/Team_JM1_Climate-Change-Belief-Analysis-2022

This project was done to solve the problem of market targeting with the aid of an app to accurately predict the market sentiments towards climate change. The hypothesis is that markets that believe in climate change have higher tendencies to patronize environmentally products.

Primary LanguageJupyter Notebook

Team_JM1_Climate-Change-Belief-Analysis-2022

Climate Change Belief Analysis 2022

Project Summary

This project was done to solve the problem of market targeting with the aid of an app to accurately predict the market sentiments towards climate change. The hypothesis is that markets that believe in climate change have higher tendencies to patronize environmentally products.

  • Collected, cleaned and identified potential errors in the dataset
  • Carried out in-depth analysis on the dataset for better understanding and insight
  • Engineered some features/Coulmns in the dataset
  • Built 5 models( Logistic Regression, Passive Aggressive Classifier, Support vector Machine, RandomForest and MultiNomial Naive Bayes) that is capable of classifying tweets based on their sentiments
  • Selected Passive Aggressive Classifier and Random Forest model as the best two models based on their F1-score of 0.91
  • Optimised the model to tweaking the hyperparameter for the top two models
  • Deployed the model using Streamlit for easy access

BackGround Story

Many companies are built around lessening one’s environmental impact or carbon footprint. They offer products and services that are environmentally friendly and sustainable, in line with their values and ideals. They would like to determine how people perceive climate change and whether or not they believe it is a real threat. This would add to their market research efforts in gauging how their product/service may be received.

Objective

TEAM JM1 Consultancy has been tasked with creation of a Sentiment Analysis model that will be able to classify whether or not a person believes in climate change, based on their novel tweet data.

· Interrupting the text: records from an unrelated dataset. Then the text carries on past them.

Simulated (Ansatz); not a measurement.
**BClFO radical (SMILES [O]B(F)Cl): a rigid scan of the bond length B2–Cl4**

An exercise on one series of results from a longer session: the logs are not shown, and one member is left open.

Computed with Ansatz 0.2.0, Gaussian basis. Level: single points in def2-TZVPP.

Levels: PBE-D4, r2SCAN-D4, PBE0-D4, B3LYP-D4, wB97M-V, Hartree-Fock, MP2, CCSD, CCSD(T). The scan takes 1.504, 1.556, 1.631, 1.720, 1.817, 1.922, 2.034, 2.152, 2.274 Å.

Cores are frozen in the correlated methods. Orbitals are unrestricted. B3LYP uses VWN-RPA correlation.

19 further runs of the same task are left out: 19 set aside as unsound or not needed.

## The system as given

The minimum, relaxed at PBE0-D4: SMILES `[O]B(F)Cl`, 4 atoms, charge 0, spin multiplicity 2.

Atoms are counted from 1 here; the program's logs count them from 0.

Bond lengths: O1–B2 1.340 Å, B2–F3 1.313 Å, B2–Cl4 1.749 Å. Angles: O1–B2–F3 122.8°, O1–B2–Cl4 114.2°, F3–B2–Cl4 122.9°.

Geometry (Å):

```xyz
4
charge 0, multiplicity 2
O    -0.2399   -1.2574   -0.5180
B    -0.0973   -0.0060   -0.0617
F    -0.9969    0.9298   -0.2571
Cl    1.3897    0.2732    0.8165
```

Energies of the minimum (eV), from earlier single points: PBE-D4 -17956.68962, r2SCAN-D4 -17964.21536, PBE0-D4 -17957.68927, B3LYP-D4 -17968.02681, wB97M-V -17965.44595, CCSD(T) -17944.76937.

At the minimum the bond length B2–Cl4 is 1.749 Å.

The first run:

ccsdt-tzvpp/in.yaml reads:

Brief description of the data

The dataset aggregates tweets pertaining to climate change collected between Apr 27, 2015 and Feb 21, 2018. In total, 43943 tweets were collected. Each tweet is labelled as one of the following classes:
Class Description

  • 2 News: the tweet links to factual news about climate change

  • 1 Pro: the tweet supports the belief of man-made climate change

  • 0 Neutral: the tweet neither supports nor refutes the belief of man-made climate change

  • -1 Anti: the tweet does not believe in man-made climate change \

Variable definitions

  • sentiment: Sentiment of tweet

  • message: Tweet body

  • tweetid: Twitter unique id

Exploratory Data Analysis

Here are some analysis carried out during the project and the insiht gotten from it.

Interpretation
The above plot comfirms that:

  • 1296 tweets do not believe in man-made climate change Anti

  • 2353 tweets neither supports nor refutes the belief of man-made climate change Neutral

  • 8530 Pro: the tweet supports the belief of man-made climate change Pro

  • 3640 News: the tweet links to factual news about climate change news Inclusion , The highest proportion of the tweets supports the belief of man-made climate change


Important Takeaways: Words like climate change and global warming that appear in all categories. They are general words that are associated with conversations about climate change. The removal of words that appear in all categories and stopwords is likely to have no effect on the performance of the classification model. There is a need to reduce the categories in sentiment feature because the goal is to define whethere there is a positive sentiment or not.

key Insights from EDA

  • The tweets contain punctuation marks and web urls.
  • The tweet text is in mixed case version i.e. both lower and uppercase.
  • The dataset contains three columns (sentiments, message and tweetid)
  • Sentiments and tweetid are of numeric data type, while message is non-numeric
  • Tweetid is a column with uniques values across the entire rows of the dataset
  • Sentiments columns contains for different unique class (-1, 0, 1 &2) with different sizes.
  • The is uneven distribution of observations among the classes in the sentiment column.